Shared-memory multiprocessors feature parallelism and a steep cache hierarchy, two salient characteristics that distinguish them from the commodity processors of ten years ago. Both of these characteristics can be exploited effectively using the same general strategy: divide-and-conquer recursion. This talk overviews the Cilk multithreaded programming language being developed in the MIT Laboratory for Computer Science, which allows a programmer to exploit parallelism through divide-and-conquer. In addition, I show how divide-and-conquer allows caches to be used effectively.
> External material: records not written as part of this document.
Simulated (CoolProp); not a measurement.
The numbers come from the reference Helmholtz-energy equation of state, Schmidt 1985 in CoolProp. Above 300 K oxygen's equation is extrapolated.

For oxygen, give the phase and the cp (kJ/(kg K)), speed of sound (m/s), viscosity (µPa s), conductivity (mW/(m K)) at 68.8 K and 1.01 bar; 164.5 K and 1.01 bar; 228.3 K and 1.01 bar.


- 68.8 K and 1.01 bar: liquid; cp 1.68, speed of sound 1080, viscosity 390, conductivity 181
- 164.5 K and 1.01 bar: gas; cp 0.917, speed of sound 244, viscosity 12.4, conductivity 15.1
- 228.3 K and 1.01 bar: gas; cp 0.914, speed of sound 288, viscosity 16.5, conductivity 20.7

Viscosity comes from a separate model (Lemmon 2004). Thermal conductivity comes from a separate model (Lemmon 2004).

In the first part of my talk, I introduce the Cilk programming language. Cilk minimally extends the C programming language to allow interactions among computational threads to be specified in a simple and highlevel fashion. Cilk’s provably efficient runtime system dynamically maps a user’s program onto available physical resources, freeing the programmer from concerns of communication protocols and load balancing. In addition, Cilk provides an abstract performance model that a programmer can use to predict the multiprocessor performance of his application from its execution on a single processor. Not only do Cilk programs scale up to run efficiently on multiple processors, but unlike existing parallel-programming environments, such as MPI and HPF, Cilk programs “scale down”: the efficiency of a Cilk program on one processor rivals that of a comparable C program. I illustrate Cilk programming through the example of divide-and-conquer matrix multiplication.
The second part of my talk presents a strategy for designing algorithms to exploit multiple levels of caching effectively. Unlike previous algorithms, these algorithms are “cache oblivious”: no variables dependent on hardware parameters, such as cache size and cache-line length, need to be tuned to achieve optimality. Nevertheless, I show that cache-oblivious algorithms can be developed that use an optimal amount of work and move data optimally among multiple levels of cache. Problems that can be solved efficiently by cache-oblivious algorithms include matrix multiplication, FFT, sorting, and matrix transpose, all of which are solved in a divide-and-conquer fashion.
Together, these two technologies provide a foundation for the design and analysis of efficient algorithms for shared-memory multiprocessors.